Barbara Adam experiences a modern version of omakase at Kasen. Photos by Romain Garrigue.
Omakase means “trust the chef” and at the sleekly minimalist sushi restaurant Kasen, that means trusting Chef Shinji Murata, who holds something of a reputation as a sushi Nazi.
Chef Murata is nowhere near as fierce as the Soup Nazi from the 1990s television show Seinfeld. But he does have very strong ideas about sushi, and he wants to update Vietnam’s understanding — and enjoyment – of a traditional Japanese cuisine.
Chef Murata has stripped back sushi to its ancient origins of rice and vinegar. He’s updated the concept with the freshest seasonal ingredients, including seafood flown in from Japan.
“Sushi restaurants in Vietnam are very old-fashioned, serving what they used to serve 20 or 30 years ago in the US,” he says softly. “I want Vietnamese people to know contemporary sushi: warm, very tasty rice, cold fish … and no need for soy sauce.”
And so we forgo the a-la-carte section of the menu and place our trust in Chef Murata, relocating to the third-floor dining area to enjoy a procession of fresh and elegant small dishes, all featuring exceptionally flavoursome warm vinegared rice.
The menu is complimented by a small selection of beers, wines and sakes, all selected to enhance the dining experience. Kasen’s omakase set changes daily, according to what’s in season.
We primed our appetites with a seafood ceviche of octopus, shrimp, cucumber, wasabi, coriander and shallots, piled atop a crispy wonton skin (VND60,000). We washed our appetizer down with a cold crisp Orion draft beer from Okinawa.
Then our Supreme Omakase Set (VND880,000) began, kicking off with a procession of nigiri sushi dishes — salmon, Hokkaido scallop, Alaskan salmon roe, halibut, shrimp and unagi (eel).
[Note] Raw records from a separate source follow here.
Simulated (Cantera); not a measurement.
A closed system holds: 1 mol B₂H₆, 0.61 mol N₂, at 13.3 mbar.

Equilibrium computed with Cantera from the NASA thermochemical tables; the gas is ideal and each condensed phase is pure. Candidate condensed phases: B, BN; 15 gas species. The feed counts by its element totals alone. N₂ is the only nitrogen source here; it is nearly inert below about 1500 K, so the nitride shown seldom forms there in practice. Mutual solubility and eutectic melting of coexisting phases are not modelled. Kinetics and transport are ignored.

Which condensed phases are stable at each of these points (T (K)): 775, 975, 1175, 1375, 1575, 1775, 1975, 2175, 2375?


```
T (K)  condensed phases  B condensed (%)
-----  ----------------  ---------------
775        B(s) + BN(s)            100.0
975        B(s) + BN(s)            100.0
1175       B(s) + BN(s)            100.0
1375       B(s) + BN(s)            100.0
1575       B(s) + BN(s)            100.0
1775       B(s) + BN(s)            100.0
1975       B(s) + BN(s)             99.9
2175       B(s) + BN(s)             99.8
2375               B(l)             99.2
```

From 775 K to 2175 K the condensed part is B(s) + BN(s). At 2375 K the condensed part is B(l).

Midway through we finished our Japanese beer and were encouraged to switch to wine, to see how a New Zealand sauvignon blanc worked with the sushi dishes. (Quite well, it turns out.)
At this point, French-trained Chef Murata decided we needed to experience how sake, served in a traditional masu (wooden box cup), compliments Japanese food. He recommended a seasonal sake, the spring-brewed Shichiken Junmai Harushibori.
For the next dish was foie gras sushi, a delightful explosion of silky umami foie gras, warm vinegared rice, sesame seeds and miso sauce.
It was this dish that seemed to capture the international essence of the Chef Murata experience. Because foie gras sushi is not actually a fusion dish, but an ingenious substitute for traditional monkfish liver sushi, which has a very short shelf life.
The final dishes were red tuna sashimi and two large handrolls, the first toro (tuna belly), the second crab. And if they weren’t the last dishes, we may have had to use the “stop omakase” concept from Chef Murata’s Los Angeles restaurant. There, the chef keeps serving until the customer yells “stop!”